Split board selects Lisa Bartlett mayor in annual City Council reorganization
By Andrea Papagianis
A split City Council vote Tuesday night reversed the roles of Steven Weinberg and Lisa Bartlett.
Each year, the five-member body shakes up its lineup by voting two council members, mayor and mayor pro tem, to formally lead official proceedings and to act as figurehead representatives at city functions.
In a 3-2 vote Tuesday, with councilmen Carlos Olvera and Bill Brough dissenting, Bartlett took over Weinberg’s role. The pair would flip-flop their council titles, both having served the posts before.
The body’s 2013 leader served as mayor pro tem before being nominated and elected by his colleagues as mayor, in 2009 and 2012. Weinberg was elected by voters in 2006, and is termed out next year. Bartlett served as mayor pro tem in 2007 and 2008, and was selected as mayor in 2009.
Councilman Scott Schoeffel served as mayor pro tem in 2010, under Bartlett, before taking on the role of mayor in 2011. The board’s two newest members, Brough and Olvera, elected in 2010 and 2012 respectively, have yet to serve in either capacity.
Weinberg and Bartlett each nominated the other for the board’s leadership roles. The former being selected mayor pro tem in a 4-1 vote. Brough, nominated mayor by Olvera, provided the lone nay.
“I am truly honored to have been chosen by my fellow council members to represent the city of Dana Point as their next mayor,” Bartlett said in an email to supporters Wednesday evening, announcing her mayoral appointment. Bartlett, who is in her second council term, announced her candidacy for Orange County Board of Supervisors in October to replace the termed-out 5th District supervisor Pat Bates.
The newly designated mayor was the strong public choice Tuesday, as all six public speakers on the impending selections endorsed Bartlett for mayor, and Councilman Scott Schoeffel for mayor pro tem.
Residents commended both council members, and Weinberg, for their dedication to Dana Point and experienced work on the council and Planning Commission, and with arts, education and transit programs in Dana Point, among other projects.
Some highlighted a need for experience as the city’s downtown revitalization project pushes forward.
“This coming year we’ll see a lot of important moments with the Town Center project, and Lisa Bartlett and Scott Schoeffel, as well as yourself mayor, have been the only ones on the dais involved in the project since its inception,” said Ross Teasley, who worked with the city on its zero-waste campaign.
“You don’t put a rookie quarterback in in the fourth quarter of the Super Bowl,” Teasley said. “Lisa and Scott know the game plan of the Town Center project … they have the winning record.”
Public comments on the matter sparked debate amongst the board’s members, some of whom claimed responsibility for getting the project moving.
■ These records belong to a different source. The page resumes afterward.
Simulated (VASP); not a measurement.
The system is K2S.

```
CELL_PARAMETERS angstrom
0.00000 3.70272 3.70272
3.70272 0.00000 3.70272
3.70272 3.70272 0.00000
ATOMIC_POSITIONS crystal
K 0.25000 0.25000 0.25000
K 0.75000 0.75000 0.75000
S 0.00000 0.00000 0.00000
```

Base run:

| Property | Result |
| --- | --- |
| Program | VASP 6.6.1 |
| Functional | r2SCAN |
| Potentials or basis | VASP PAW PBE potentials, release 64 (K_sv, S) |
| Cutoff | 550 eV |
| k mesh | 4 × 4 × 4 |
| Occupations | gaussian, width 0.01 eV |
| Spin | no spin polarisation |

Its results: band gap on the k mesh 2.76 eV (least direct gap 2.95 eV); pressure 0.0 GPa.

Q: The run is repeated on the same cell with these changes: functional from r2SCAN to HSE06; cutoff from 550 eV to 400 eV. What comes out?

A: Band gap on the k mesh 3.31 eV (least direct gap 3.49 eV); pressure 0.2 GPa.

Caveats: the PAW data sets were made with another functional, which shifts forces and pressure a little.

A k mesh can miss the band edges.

Weinberg opened the council’s conversation by nominating Bartlett for mayor. Olvera in turn endorsed Brough for the seat. When Weinberg called for a vote, Brough asked for a discussion period.
“If you want to use a football analogy, I’d say Town Center the ball was fumbled and I picked it up and took it down to the 20-yardline, and it’s first down,” Brough said, crediting himself with helping the project’s revival.
Olvera said when he ran for office last year on the promise of kick-starting the project, people in town said it could “never, ever” be done. He added he had a hand in discussions long before sitting on the dais.
“I learned that the staff wasn’t napping, it was only the council afraid to move forward,” Olvera said.
After a back-and-forth volley, between Olvera, Brough and Weinberg, the then-mayor said others on the board had amnesia and tended to forget there was a recession at the time.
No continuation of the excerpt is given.